Bayes Training¶

Bayes training improves rspamd's detection rate by learning from known messages. The training page shows all archived and quarantined mails in a single combined list — training actions are available inline.

Statistics¶

The top of the page shows current corpus numbers:

Metric	Description
Bayes Ham	Number of ham-trained messages in the Bayes corpus
Bayes Spam	Number of spam-trained messages in the Bayes corpus
Neural Spam Samples	Training data for the neural network (spam)
Neural Ham Samples	Training data for the neural network (ham)
Scanned	Total number of all processed messages
Learned	Sum of all Bayes training actions

The neural network only starts training at 1,000 samples per class (rspamd default behaviour).

Bayes Classes¶

nmg supports 6 Bayes classes (not just spam/ham):

Class	Description	Use Case
`spam`	Unwanted advertising mail	Standard spam training
`ham`	Legitimate mail	Standard ham training
`phishing`	Phishing attempt	Train specific phishing patterns
`bec`	Business Email Compromise	CEO fraud, targeted impersonation
`newsletter`	Mass mail / newsletter	Correctly classify legitimate bulk mail
`transactional`	Transactional mails	Order confirmations, system notifications

For spam and ham, quick buttons are available directly in each row. The other 4 classes are accessed via the dropdown menu (⋮) in the action column.

Search¶

The search field above the table enables full-text search across the mail corpus by sender, recipient, or subject. The search filters all table entries and updates the view immediately. Regular expressions are not supported — the search term is matched as a substring.

Mail Corpus¶

The table shows all mails available for training — in a single combined list:

Archived mails (source: delivered) — mails from the BCC archive
Quarantine mails (source: hold) — mails in the Postfix hold queue

Column	Description
Time	Receipt timestamp
From	Sender (masked depending on role)
To	Recipient (masked depending on role)
Subject	Subject (masked depending on role)
Score	rspamd score at delivery
Bayes Status	`manualSpam` / `manualHam` / `autoSpam` / `autoHam` / `notLearned`
Trained By	Admin account that triggered the training
Node	Cluster node where the mail resides

Per-Mail Actions¶

Ham / Spam (quick buttons) — train directly as ham or spam
Other classes (dropdown) — phishing, bec, newsletter, transactional
Unlearn — undo the training for this mail
Preview — display mail body and headers
Download EML — download the raw file

Bulk Training¶

Select multiple rows and train in one step via Train as Spam or Train as Ham. Errors in individual rows do not interrupt bulk training — they are reported separately.

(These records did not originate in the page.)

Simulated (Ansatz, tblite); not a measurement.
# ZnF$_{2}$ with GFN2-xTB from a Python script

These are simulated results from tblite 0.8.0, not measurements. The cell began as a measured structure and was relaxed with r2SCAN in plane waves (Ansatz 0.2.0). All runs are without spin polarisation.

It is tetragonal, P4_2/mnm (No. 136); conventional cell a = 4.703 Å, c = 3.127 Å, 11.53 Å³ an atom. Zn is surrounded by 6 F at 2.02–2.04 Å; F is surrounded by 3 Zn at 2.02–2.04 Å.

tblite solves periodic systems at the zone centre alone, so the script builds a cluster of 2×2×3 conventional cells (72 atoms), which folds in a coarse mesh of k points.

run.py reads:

Sender, recipient, and subject are masked depending on the user role:

Role	Display
`admin_full` / `admin`	Always shown in plain text
`training_operator`	Masked — unmasking possible via Reveal button (creates audit entry)
other	Always masked, no unmasking

Autolearn¶

When configured in Mail Configuration → Autolearn, nmg automatically trains: - High-score mails as spam - Low-score mails as ham

Spam Bursts¶

Under Spam Bursts, clusters of similar spam mails in short time windows are detected.

Burst Table¶

Column	Description
Time Window	Start and end of the burst window
Count	Number of similar mails
Distinct Senders	Number of different sender addresses
Sender Domain	Most frequent sender domain
Sample Subject	Typical subject line of the burst
Sample Recipients	First affected recipients
Avg Score	Average rspamd score
Active	Whether the burst is still actively blocked
Expires	Automatic expiry date of the block

Actions¶

Train as Spam — Add all burst mails to the Bayes corpus
Unblock — Mark burst as handled (without training)
Delete — Remove the burst entry

Enable Show Expired to see burst blocks that have already expired.

Spam Analytics¶

Under Spam Analytics, which rspamd symbols are most frequently active is shown.

Symbol Table¶

Column	Description
Symbol	rspamd symbol name (e.g. `RCVD_IN_SPAMHAUS_SBL`)
Hits	Total hits in the selected time range
Avg Score	Average score contribution
% of Spam	Share of spam detection traffic
% of Ham	Share of ham traffic (false positive indicator)

Symbols with a high ham percentage are potential false positive sources → reduce in Score Tuning.

Score Distribution¶

The bar chart shows which score ranges the processed mails fall into:

Bucket	Meaning
`< 0 (Ham)`	Clearly legitimate mail
`0 – 2`, `2 – 4`, `4 – 6`	Grey zones
`6 – 8`, `8 – 10`, `10 – 14`	Probable spam
`≥ 14 (Reject)`	Immediately rejected mail

Near-Threshold Senders (Top 50)¶

Sender domains whose mails average close to the quarantine threshold — early warning for gradually worsening spam sources:

Column	Description
Domain	Sender domain
Count	Mails in this time range
Avg Score	Average rspamd score
Max Score	Highest observed score

False Negatives¶

Mails reported as spam by users (that passed through the filter):

Column	Description
Time	Report time
Source	`delivered` (archived), `hold` (quarantine), `other`
Subject	Subject of the reported mail
Sender	Sender address
Actor	Who reported the mail

The time range filter (24h / 7d / 30d) applies to all three views.

Neural Network¶

rspamd contains a neural network (neural) that automatically learns from Bayes training. It only starts training at 1,000 spam and 1,000 ham samples. Configured in Mail Configuration → Neural Network.